February 18 1999
At Kent State University in Ohio, four students were killed by National Guardsmen during a protest against the Vietnam War. At the University of Kansas, the student union was burned. The computer center was bombed. A student was killed near the campus when a youthful crowd that had been dispersed, reassembled. Another youth was shot in Lawrence as police responded to a report of sniper fire.
Legislative support and public confidence were shaken -- badly. In 1971, the Kansas Legislature cut $130,000 from KU's budget.

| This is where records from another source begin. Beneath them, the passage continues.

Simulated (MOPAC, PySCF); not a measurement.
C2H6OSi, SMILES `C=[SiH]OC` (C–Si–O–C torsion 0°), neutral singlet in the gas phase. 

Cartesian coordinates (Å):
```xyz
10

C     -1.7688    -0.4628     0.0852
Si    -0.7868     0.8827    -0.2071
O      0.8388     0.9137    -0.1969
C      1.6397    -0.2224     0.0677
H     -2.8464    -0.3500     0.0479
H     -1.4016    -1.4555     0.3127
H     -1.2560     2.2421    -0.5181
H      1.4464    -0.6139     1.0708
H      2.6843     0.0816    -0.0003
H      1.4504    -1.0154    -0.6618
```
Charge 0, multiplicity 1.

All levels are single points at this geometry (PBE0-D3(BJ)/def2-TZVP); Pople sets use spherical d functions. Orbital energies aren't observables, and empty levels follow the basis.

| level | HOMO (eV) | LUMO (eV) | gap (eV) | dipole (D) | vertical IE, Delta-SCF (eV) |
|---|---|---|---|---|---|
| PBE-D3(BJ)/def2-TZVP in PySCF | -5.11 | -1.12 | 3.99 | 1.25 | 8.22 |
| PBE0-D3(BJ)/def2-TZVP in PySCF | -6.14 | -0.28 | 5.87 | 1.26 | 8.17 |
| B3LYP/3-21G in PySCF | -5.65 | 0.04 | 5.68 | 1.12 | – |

Rusty Leffel, a senior in economics in 1970, was among a group KU student activists first known as the Phantom Five. "We began working behind the scenes to build responsible student involvement in university issues," Leffel said, recalling his senior year. He now practices law in Overland Park.
The Phantom Five's philosophy was simple: they wanted to be part of the solution, he said. "We weren't a secret organization. We just worked behind the scenes. We focused on issues."
"The campus was torn apart. Students were polarized between the far right and the far left," Leffel said.
In the fall 1970 semester, Leffel enrolled in law school at KU. The Phantom Five expanded to 17 and then to 100 or more students working to gain support for the university. They coined the name Students Concerned About Higher Education in Kansas.
They mimeographed leaflets to distribute at football games, asking people to write letters to editors in support of KU. They raised money and ran full-page ads in newspapers on campus and in Lawrence, Wichita and Kansas City.
The ads shouted: "WOULD YOU VOTE TO ABOLISH THE UNIVERSITY?
-- A Cause for Concern." Their ad listed things readers could do to support higher education. Students visited legislators in their hometowns and in Topeka and invited them to visit KU's campus. "Our objective was to build a better university," Leffel said. Their efforts left a legacy for student leadership at KU and in Kansas
-- a formal student lobby for higher education. Today the student lobby is known as Student Legislative Awareness Board. When Leffel was preparing to graduate from law school in 1973, two classmates from his undergraduate years, Casey Eike and Jean Gorman, now Jean Gorman Rau, tried to think of a graduation present.
They decided to establish an award as an ongoing tribute to Leffel. "He came forward in a turbulent time at the university," Gorman Rau said in a recent phone interview. "We asked people to contribute. We weren't looking for grand amounts.
"We never dreamed that it would take off as it has," Gorman Rau said. "But I'm excited that something we started has become a way to recognize student leadership."
The first award was offered in 1973 and provided $25 in cash. Contributions to the fund have continued and compounded so that in 1998 three students each received $1,000 in cash.
Leffel, Eike and Gorman Rau will return to KU on Feb. 26 and 27 to celebrate 25 years of student leadership with many of the former Rusty Leffel Concerned Student award winners.